We did then talk about this in the ethics committee.

Mr. Therrien, you were very succinct in your comments. There were two parts to this. There was not implied consent. You noted, “While there is reference to 'data for good' programs somewhere in the Telus privacy policies, while the government does make an effort to inform citizens...I do not think anyone would seriously argue that most users knew how their data would be used.”

I'm trying to back this up. My real question is, does this act, with your amendments, fix that situation?

I'm going to ask Mr. Kardash that first.

Mr. Therrien, the question for you afterwards would be this: Does this act go far enough to address the consent model we're looking for if this were to ever happen again?
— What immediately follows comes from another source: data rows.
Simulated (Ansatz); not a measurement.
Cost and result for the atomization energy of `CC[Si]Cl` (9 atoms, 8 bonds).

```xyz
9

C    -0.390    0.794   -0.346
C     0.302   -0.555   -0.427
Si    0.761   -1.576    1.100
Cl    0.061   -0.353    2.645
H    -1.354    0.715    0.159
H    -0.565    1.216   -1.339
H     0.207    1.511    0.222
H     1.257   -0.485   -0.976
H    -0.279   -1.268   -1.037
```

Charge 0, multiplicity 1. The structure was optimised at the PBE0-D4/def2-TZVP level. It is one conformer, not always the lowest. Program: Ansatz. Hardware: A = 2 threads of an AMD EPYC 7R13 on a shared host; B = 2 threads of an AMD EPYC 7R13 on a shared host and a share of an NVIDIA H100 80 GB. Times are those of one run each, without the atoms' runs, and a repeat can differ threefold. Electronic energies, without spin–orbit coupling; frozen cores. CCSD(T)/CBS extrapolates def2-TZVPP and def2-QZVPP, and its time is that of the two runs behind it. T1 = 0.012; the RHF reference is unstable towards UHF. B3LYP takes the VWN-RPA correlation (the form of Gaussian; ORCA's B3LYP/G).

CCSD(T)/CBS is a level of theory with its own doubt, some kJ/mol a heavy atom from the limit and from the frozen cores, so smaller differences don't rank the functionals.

Mr. Kardash, I'll start with you.

4:20 p.m.

Partner, Canadian Anonymization Network

Adam Kardash

The requirements for consent in the regime apply to personal information. It could be de-identified data, which is just the removal of direct identifiers. They don't apply to personal information where, as the statute is currently drafted, it's “reasonably foreseeable”.

The Office of the Privacy Commissioner of Canada did an excellent job in that investigation. I know it well; I acted in that investigation. In their careful analysis, they determined that the data that was received by the Public Health Agency of Canada was not identifiable in the context of the disclosures that took place. Therefore, if the data was not identifiable, it's not personal information. If it's not personal information, it wouldn't be subject to the consent requirements or to the statutory regime.

Our surgical amendments make no difference to that. In fact, it reflects the current law, etc.

Again, I can't overstate the exceptionally high standard for what is personal information right now. You have to look contextually at the circumstances and you have to look at the technical methods for de-identifying, which are wrapped in administrative controls, security controls and physical controls. That suite of controls was implemented on top of some very sophisticated methods to ensure that the Public Health Agency of Canada, as determined by the Office of the Privacy Commissioner of Canada, did not receive any identifiable data.

4:25 p.m.

Conservative

Ryan Williams Conservative Bay of Quinte, ON

Thank you.

I want to allow some time for Mr. Therrien.

Sorry; I only have a couple seconds left.

4:25 p.m.

Lawyer and Former Privacy Commissioner of Canada, As an Individual

Daniel Therrien

I would agree in large part with Mr. Kardash.

When I was commissioner and we were seized with this matter, we had not seen the measures taken by companies to anonymize the information. In short, de-identified information is still personal information and requires consent.

Do the consent provisions need to be improved in the CPPA? Yes, they do, but that's in the scenario of de-identified information. If the information is truly anonymized, it is no longer personal. It is no longer at risk and can be shared more freely.